Tuesday, July 29, 2008

He's (not) an architect and such a lovey guy



Via The Quietus (again) you can download the estimable Jarvis Cocker's excellent Guide to Sheffield, but only for the next few days.

Friday, July 25, 2008

The Village That Died For Derbyshire


This photograph is taken from a BBC film about Ladybower reservoir made in the 1960's and on show here. The reservoir was formed in 1943 by flooding the Derwent Valley in Derbyshire, including the two villages of Derwent and Ashopton. The church spire of Derwent could be seen when the water level was low. Unfortunately it was later demolished destroying the fabulous surreality of it looming out of the water.

It's a disquieting picture, an eerie combination of utilitarian infrastructure and apocalyptic imagery. It has the absurd quality of a fake, like those photographs of fairies and ghosts beloved of the Victorians. Perhaps it even is a fake, although the church tower was genuinely there.

A number of villages were flooded as a result of the need for water supply in cities likes Derby and Sheffield and Ladybower is one of three in the Derwent Valley alone. As a child I remember a story of one near the village where my parents lived when they were first married which had subsequently been drained leaving the remains of the village once more visible.

This process was like a 20th century version of emparking, the removal of unsightly villages by 18th century landowners as they sought to sculpt the countryside around their houses into three dimensional versions of classical paintings. The remains of these abandoned villages were co-opted into this vision as romantic grottos and ruined cottages.

At Ladybower though the reason behind these dramatic spatial transformations of landscape was ostensibly benevolent although its results were no less violent. Indeed, in a strange reversal of this history the stately home of Derwent Hall was also flooded. Its remains are still visible during low water levels so that it has become its own romantic ruin.

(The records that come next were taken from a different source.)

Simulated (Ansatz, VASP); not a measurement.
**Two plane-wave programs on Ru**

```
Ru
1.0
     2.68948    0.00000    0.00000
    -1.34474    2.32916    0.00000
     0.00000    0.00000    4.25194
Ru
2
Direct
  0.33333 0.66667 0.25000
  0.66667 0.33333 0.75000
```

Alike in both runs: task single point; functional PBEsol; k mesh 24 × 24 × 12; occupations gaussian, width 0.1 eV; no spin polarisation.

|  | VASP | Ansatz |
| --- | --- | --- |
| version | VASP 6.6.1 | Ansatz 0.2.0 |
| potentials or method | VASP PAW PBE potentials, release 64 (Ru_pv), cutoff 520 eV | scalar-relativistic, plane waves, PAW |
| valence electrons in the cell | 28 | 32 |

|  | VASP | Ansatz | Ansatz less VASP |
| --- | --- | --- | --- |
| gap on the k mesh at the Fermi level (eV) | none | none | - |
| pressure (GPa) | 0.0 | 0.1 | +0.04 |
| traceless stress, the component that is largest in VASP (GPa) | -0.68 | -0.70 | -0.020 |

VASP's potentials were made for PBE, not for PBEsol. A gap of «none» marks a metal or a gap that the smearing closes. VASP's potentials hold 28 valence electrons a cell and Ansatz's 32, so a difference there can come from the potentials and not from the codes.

The resulting reservoirs are a hybrid of nature and machine, hugely impressive feats of engineering disguised as natural lakes, their water towers and viaducts rendered as medieval castles and Palladian bridges. The same surreal mix of futurism and picturesque fantasy that occurred in Victorian structures like Tower Bridge and in the science fiction fantasies of Jules Verne.

Looking at early photographs of the reservoir infrastructure, the elegant gates and stone balustrades are like the entrance to the landscaped garden of a stately home. But the home itself is no longer there and lies in fact in ruins on the water bed. The landscape and its villages has been dramatically reconfugured not as a result of the aesthetics of 18th century painting but the abstract dynamics of 20th water supply.